(It’s My Party) I Can Cry If I Want To, Guts Gallery, January 2023

At the end of Věra Chytilová’s 1966 film Daisies the two central characters come across a banquet hall laden with expensive food and rich delicacies. Over the course of a few minutes, the two characters systematically devour the entire table; moving from seat to seat and engorging themselves on the platters of fine foods there. Accompanied by a regalia of grand trumpets, the two women end up frenziedly destroying or consuming every single thing in the bourgeois dining hall. They have decided that, since the world has been spoiled by its obsession with the materialistic and its oppression of women, they will be spoiled too.

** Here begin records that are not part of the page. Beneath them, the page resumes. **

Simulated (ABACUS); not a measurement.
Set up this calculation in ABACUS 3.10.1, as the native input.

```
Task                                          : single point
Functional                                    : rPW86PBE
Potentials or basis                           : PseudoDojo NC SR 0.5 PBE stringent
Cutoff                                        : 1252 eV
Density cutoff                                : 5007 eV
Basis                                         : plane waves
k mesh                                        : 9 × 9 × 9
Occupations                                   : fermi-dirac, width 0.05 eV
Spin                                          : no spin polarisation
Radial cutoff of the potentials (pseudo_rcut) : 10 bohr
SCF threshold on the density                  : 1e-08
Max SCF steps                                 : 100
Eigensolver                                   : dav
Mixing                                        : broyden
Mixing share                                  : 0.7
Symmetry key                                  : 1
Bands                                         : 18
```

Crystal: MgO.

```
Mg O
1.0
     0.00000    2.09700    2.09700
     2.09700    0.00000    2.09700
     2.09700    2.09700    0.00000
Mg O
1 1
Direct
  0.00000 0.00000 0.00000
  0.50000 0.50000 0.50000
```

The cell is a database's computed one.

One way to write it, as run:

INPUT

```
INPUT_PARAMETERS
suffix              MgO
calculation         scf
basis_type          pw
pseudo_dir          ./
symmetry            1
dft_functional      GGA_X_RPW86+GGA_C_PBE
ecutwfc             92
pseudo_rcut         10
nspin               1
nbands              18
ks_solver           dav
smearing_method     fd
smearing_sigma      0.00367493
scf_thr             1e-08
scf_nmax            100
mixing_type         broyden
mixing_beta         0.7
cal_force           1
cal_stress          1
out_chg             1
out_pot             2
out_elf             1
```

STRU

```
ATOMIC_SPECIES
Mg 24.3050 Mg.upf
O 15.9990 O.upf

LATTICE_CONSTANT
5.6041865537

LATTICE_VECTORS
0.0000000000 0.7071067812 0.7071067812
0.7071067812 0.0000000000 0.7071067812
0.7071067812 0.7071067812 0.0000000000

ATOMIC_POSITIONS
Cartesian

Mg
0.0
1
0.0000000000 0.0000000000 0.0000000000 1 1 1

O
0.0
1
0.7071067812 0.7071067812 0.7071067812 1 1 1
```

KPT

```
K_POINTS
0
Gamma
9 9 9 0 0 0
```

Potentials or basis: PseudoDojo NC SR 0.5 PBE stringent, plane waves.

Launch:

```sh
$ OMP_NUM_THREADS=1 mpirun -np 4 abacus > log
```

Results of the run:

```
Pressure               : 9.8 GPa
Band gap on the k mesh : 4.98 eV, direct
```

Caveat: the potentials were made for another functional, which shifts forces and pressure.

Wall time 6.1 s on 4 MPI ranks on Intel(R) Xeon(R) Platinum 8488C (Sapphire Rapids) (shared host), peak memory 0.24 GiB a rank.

This scene is central to Guts Gallery’s new exhibition (It’s My Party) I Can Cry If I Want To; a group show of women artists exploring visual motifs around birthdays, hysteria and consumption. This show is a celebration of the ‘grotesque;’ it is a carnivalesque revelry in which women’s bodies are presented as transgressive, unbound and open-ended. Throughout the show, figures luxuriate in their unfixed, metamorphic states. Here, physical and emotional boundaries are destabilised and disrupted; bodies enter the arena of the ‘cosmic’ as they extend beyond their own limits through a process of transformation and consumption.

Each work also treads the uncomfortable line between the erotic and the abject. Here, figures refuse to align with any societal expectation of them as they occupy ever-shifting positions of simultaneous allure and disgust. For these artists, the human body is a site of revolt, a space where preconceived notions around gender roles and behaviour can be uprooted, dissected and, ultimately, overturned.

In (It’s My Party) I Can Cry If I Want To excess is political. Consumption is a statement; it is an act of self-empowerment and self-affirmation. Just like the banquet scene in Daisies, these bodies devour the world in a narcissistic act of self-indulgence and, in doing so, prevent the world from devouring them.